Chicken Liver, by Mae Sanguer
Chicken Liver Adobo Recipe
Adobo is a much loved food by the Filipinos. So much so that various types of meat, and vegetables and most often combination of meats and vegetable and sometimes meat on meat are cooked as adobo.
The sour taste from the vinegar and saltiness from the soy sauce as well as the fragrance from fried garlic and aroma of bay leaves are probably what give adobo a slight edge over other delicious Filipino recipes.
Even my pernickety English family loves adobo, they can’t get enough of it. I can never look forward to left-overs to be eaten for breakfast with a fried rice! Oh well, appreciation of food is happiness to the cook 🙂
Anyway another variation of adobo is chicken liver, which is vitamin and mineral rich.
Below is the recipe:
500g fresh chicken liver, cut into bite size pieces
200g mange tout, topped and tailed (trimmed)
1 thumb-sized ginger, cut into strips
6 cloves garlic, finely chopped
1 small onion, chopped finely
1/4 cup soy sauce
1/2 cup vinegar
1/4 cup water
2 bay leaves
1 tbsp brown sugar
1/4 tsp whole black peppercorn
1/4 tsp freshly ground peppercorn
2 tbsp cooking oil
- Using a colander Wash and then drain the chicken livers.
- Heat a wok and then add the oil.
- Saute the ginger, add the garlic and onion.
- Mix in the chicken livers.
- Pour in the soy sauce, vinegar and water. A tip that has been passed to adobo cooks, never to stir the vinegar until it has boiled. Apparently stirring prior to boiling point prevent the acid to break down and the adobo will be really sour. (actually I like my adobo sour, so I am naughty sometimes and give the vinegar a mix)
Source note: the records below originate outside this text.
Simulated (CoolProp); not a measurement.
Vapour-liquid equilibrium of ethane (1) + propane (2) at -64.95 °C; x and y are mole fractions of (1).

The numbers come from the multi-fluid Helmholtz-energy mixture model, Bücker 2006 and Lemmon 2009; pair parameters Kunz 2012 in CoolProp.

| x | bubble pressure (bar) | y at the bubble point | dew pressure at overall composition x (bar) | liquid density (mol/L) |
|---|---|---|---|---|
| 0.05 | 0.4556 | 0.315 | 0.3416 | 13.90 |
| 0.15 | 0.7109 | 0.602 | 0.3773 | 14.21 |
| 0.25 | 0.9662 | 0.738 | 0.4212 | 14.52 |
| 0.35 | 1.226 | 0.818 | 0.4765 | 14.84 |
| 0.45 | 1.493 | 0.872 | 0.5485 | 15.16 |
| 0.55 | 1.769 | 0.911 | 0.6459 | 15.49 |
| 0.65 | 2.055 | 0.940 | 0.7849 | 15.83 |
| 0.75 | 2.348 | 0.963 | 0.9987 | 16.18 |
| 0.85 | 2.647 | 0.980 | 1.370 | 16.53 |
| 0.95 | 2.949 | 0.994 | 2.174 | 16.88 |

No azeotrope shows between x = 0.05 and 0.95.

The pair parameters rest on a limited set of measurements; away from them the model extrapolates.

- Drop in the bay leaves, whole peppercorn and sugar.
- Add the mange tout.
- Leave to simmer for 10 minutes.
- Adjust the taste, add in salt, if required, and ground peppercorn.
- Pour out into a dish excess liquid from the adobo.
- And then stir fry the chicken liver and mange tout until liver is no longer pink.
- Serve immediately with freshly boiled rice.
If there is a national dish for Filipinos, I am sure everyone would agree that it is the adobo. Adobo is cooked for regular meals as well as for special occasions. Its piquant taste is so good that not only chicken but pork, lamb, beef, seafood and vegetables are cooked as adobo as well.
I remember my mother cooking adobo, the delicious smell of frying garlic combined with the mixture of vinegar and soy sauce on big slices of belly pork would permeate the house. It is a happy day on adobo day.
I have cooked adobo here in London several times. Each time my husband and son would compliment me with how delicious the adobo was. The cooked adobo can stay safely inside the fridge for a few days; the the vinegar in the meat is a natural preservative. The few days that the adobo is left alone actually makes the taste better. However, it is hard to believe that an adobo would be left languishing uneaten on the fridge.
Chicken Adobo Recipe
A cup and a half of rice vinegar
1/4 cup soy sauce
12 garlic cloves, peeled
3 bay leaves
3 whole birdeye chiles (optional)
1 cup coconut milk (optional)
a teaspoons freshly ground black pepper
A 3 and a half pound whole chicken, cut into pieces
How to cook:
In a large bowl, preferably a ceramic bowl, combine all the the ingredients for the marinade. Add the chicken pieces and turn to coat in the marinade. Refrigerate for two hours or overnight.
In a large casserole heat the chicken in the marinade, bring to the boil and then reduce the heat to simmer. When nearly cooked, take out the meat and continue to boil the marinade to make a sauce. When it thickened, removed the sauce into a bowl. returned the chicken pieces into the pan and add a bit of oil and fry it in more garlic.
Serve with boiled rice.
The left-over can be delicious eaten for breakfast with a little fried rice!